Solved – Ranging [0,1] test set with parameters from training set

machine learningnormalizationr

I am working on Machine Learning, particularly I have a dataset with 50+ columns and 100,000 rows. I need to get the data normalized with ranging to [0,1] (not with standardization) and I've split the dataset in a 80/20 percentatge for the training/test sets.

My question is: I must normalize first the training set and then normalize the test set with the means and deviations extracted from the training set normalization. How can I do that to each one of the columns? I mean, is there a defined method to get the (mean, deviation) tuples for every column in the training set in order to be able to normalize the test set with those values?

Best Answer

Obtain the mean values and standard deviations of the training set, whatever it may be, and apply those values to the test set. The basic assumption of any machine learning method is that all the data comes from the same distribution, and ideally you should apply the same data-dependent transformations to the test set.

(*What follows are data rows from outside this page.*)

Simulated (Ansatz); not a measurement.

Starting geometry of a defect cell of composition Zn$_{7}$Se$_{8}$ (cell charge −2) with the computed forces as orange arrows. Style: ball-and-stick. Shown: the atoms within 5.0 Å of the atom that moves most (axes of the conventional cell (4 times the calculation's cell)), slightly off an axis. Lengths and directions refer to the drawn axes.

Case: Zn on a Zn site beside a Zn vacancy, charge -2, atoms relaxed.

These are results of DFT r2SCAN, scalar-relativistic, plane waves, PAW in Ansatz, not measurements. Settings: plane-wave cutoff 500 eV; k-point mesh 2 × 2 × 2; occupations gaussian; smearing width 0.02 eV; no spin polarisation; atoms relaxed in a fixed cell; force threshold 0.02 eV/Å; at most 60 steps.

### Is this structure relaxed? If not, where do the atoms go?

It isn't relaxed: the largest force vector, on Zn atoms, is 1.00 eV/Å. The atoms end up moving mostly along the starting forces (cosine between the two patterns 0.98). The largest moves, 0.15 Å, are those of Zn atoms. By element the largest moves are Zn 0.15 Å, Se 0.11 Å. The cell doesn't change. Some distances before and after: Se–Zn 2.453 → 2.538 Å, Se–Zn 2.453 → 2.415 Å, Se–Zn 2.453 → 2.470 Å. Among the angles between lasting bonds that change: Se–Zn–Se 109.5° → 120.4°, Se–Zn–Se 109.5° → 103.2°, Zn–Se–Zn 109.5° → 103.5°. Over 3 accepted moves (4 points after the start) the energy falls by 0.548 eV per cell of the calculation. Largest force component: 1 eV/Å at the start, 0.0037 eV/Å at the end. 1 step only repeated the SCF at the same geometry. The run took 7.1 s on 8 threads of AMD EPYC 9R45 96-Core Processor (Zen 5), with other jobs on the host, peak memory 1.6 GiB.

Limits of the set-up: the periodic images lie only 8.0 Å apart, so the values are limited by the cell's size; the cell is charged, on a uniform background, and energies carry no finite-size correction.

If you normalize both together you have a better estimate of the normalization parameters but you would also have added a small information leak: there's no way your final model could've been based on parameters from unseen data.

In practice though there might be not much difference in performance, so you will see many people doing it.


How to do it in R:

##Let's create a 0.7 split from a dataset
data = iris
s = sample(1:nrow(data), 0.7*nrow(data))

train = data[s,]
test = data[-s,]

##Here we obtain the column means and sd, copied from the `mlr` tutorial
##http://mlr-org.github.io/mlr-tutorial/devel/html/preproc/index.html#writing-a-custom-preprocessing-wrapper
trainfun = function(data, target, args = list(center, scale)) {
  ## Identify numerical features
  cns = colnames(data)
  nums = setdiff(cns[sapply(data, is.numeric)], target)
  ## Extract numerical features from the data set and call scale
  x = as.matrix(data[, nums, drop = FALSE])
  x = scale(x, center = args$center, scale = args$scale)
  ## Store the scaling parameters in control
  ## These are needed to preprocess the data before prediction
  control = args
  if (is.logical(control$center) && control$center)
    control$center = attr(x, "scaled:center")
  if (is.logical(control$scale) && control$scale)
    control$scale = attr(x, "scaled:scale")
  ## Recombine the data
  data = data[, setdiff(cns, nums), drop = FALSE]
  data = cbind(data, as.data.frame(x))
  return(list(data = data, control = control))
}

predictfun = function(data, target, args, control) {
  ## Identify numerical features
  cns = colnames(data)
  nums = cns[sapply(data, is.numeric)]
  ## Extract numerical features from the data set and call scale
  x = as.matrix(data[, nums, drop = FALSE])
  x = scale(x, center = control$center, scale = control$scale)
  ## Recombine the data
  data = data[, setdiff(cns, nums), drop = FALSE]  
  data = cbind(data, as.data.frame(x))
  return(data)
}

train = trainfun(train, "Species", list(center = TRUE, scale = TRUE))

##So these are respectively your scaling parameters and your train data
control = train$control
train = train$data

##We apply it to the test set
test = predictfun(test, "Species", list(center = TRUE, scale = TRUE), control = control)

##Check the mean and sd of every columnn in train and test
cbind(train.mean = lapply(train[,-1], mean),train.sd = lapply(train[,-1], sd),test.mean = lapply(test[,-1], mean),test.sd = lapply(test[,-1], sd))
             train.mean    train.sd test.mean    test.sd  
Sepal.Length 2.917201e-16  1        0.09530032   0.9208225
Sepal.Width  2.444938e-16  1        -0.005609797 0.8804698
Petal.Length -1.120497e-16 1        0.0977674    0.9124194
Petal.Width  1.08351e-16   1        0.09497264   0.9345891

Also keep in mind there are many frameworks in R that can make that automatically, like caret and mlr. Also, if your algorithm includes internal normalization (center/scale) then this will be done without your interference.